Your colleagues have no idea you lie awake at night, afraid they'll finally discover how incompetent you really are.
If you recognize yourself in those words, the culprit could be something called “the impostor phenomenon.” It's the tendency of some high-achieving people to discount their accomplishments and fear they are less capable than others believe.
Psychologist Dr. Pauline Rose Clance and a colleague first coined the phrase 30 years ago, and Georgia-based Clance plans to reissue a 1985 book on the topic because she gets so many inquiries about it.
Clance says the impostor phenomenon occurs when a person's idea of her abilities truly does not match up with the accomplishments on her resume. That leads her to fear that she will have a major failure in her job, which Clance says runs counter to another basic strand of psychology: Typically, when we succeed at a task once, we expect to have a good chance of succeeding at it next time.
Some experts estimate as many as 70 percent of people have this feeling of fraudulence at some point in their lives, while as many as 30 percent of people may experience it consistently. The impostor phenomenon, sometimes called the impostor syndrome, often surfaces along with a big change in someone's professional life -- like a promotion, taking on a big project, or being asked to do a high-profile presentation.
Struggling with feeling like an impostor prevents people from really enjoying their successes, which drains them of the energy they need for their job. “People begin to feel, what's the use of working so hard, because I never feel a sense of accomplishment,” Clance said.
While everyone worries about failure sometimes, with the impostor phenomenon, the fear grows far out of proportion to the likelihood of failure -- and can be crippling. The fear may lead people to hold back from giving their all to a project, turn down a promotion or even step down from their job.
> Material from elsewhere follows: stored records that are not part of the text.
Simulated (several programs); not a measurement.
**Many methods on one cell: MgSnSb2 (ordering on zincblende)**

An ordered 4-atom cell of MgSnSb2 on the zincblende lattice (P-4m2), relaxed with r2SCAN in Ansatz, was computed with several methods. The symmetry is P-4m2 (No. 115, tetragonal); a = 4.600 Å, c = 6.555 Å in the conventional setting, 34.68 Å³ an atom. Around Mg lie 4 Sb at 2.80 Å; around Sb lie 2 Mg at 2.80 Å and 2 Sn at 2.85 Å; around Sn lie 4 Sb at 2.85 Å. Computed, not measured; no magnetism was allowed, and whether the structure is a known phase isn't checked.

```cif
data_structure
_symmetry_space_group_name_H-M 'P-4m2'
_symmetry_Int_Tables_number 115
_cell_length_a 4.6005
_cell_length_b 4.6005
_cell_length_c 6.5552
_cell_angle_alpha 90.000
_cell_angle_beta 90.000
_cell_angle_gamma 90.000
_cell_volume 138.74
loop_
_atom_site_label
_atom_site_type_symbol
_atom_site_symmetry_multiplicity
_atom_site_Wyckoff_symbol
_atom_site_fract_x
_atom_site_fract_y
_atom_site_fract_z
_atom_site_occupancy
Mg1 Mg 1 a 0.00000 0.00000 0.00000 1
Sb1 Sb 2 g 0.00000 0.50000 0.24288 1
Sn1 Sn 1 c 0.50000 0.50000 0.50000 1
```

Clance had a client who had advanced quickly at his company, but was afraid that if he showed the doubts he felt about some of his decisions, he would be seen as a failure. She worked to show him that his track record proved he could succeed, and it was OK to make some mistakes along the way. He recently got promoted and is enjoying his work, she said.
Many people who feel like impostors have unrealistic ideas of what it takes to be good at their jobs, said Dr. Valerie Young, a Massachusetts career expert who has a forthcoming book from Crown Publishing on the impostor syndrome. People may feel like impostors because they don't always know the answer, but you don't have to always have the answer to be successful -- you just need to know how to find the resources to get the job done, Young said.
People with impostor syndrome tend to downplay their accomplishments, responding to compliments by saying “Oh, it was nothing,” or talking about where they went wrong, said Young. “It's a protective device,” she says -- people expect others to criticize them, so they rush to criticize themselves first.
"I think for young people who excel very quickly, this might be a very common leadership development phase,” said Susan Hahn, an executive coach at Swan Consulting in Arnold who has a psychotherapy background. To learn more about the phenomenon and how coaches can help people who are dealing with it, Hahn and a colleague recently did a 10-question survey of more than 100 businesspeople. The survey is continuing. Several people surveyed said they were surprised to see what a low opinion they had of themselves, and some said they were embarrassed to talk about the feeling with a stranger, Hahn said.
When Clance first began studying the impostor phenomenon, she expected to find that it affected more women than men. But feeling like an impostor seems to happen equally with both men and women, Clance said. Decades ago, men were less open to talking about it, but their experience of the phenomenon has come out through anonymous surveys, she said.
Experts say many people who feel like impostors are ashamed of their fears. But talking about the feelings with a trusted friend or mentor can help, because they can provide an outside perspective on your successes.
Kimberly Bowen, an executive career coach with Executive Career Designs in Arnold, says that if you find yourself feeling like an impostor, it's important not to beat yourself up more for having the feelings. Just being aware of the phenomenon and taking an inventory of your accomplishments and skills can help you get a more objective view, she said.
Sheila Cox, an executive coach with Performance Horizons in Towson, has another suggestion: Get involved with a peer group -- if you're a vice president of marketing, join a networking group of people at the same level. When people see for themselves what kind of background and skills their peers have, it can help them realize that they really do measure up, Cox said.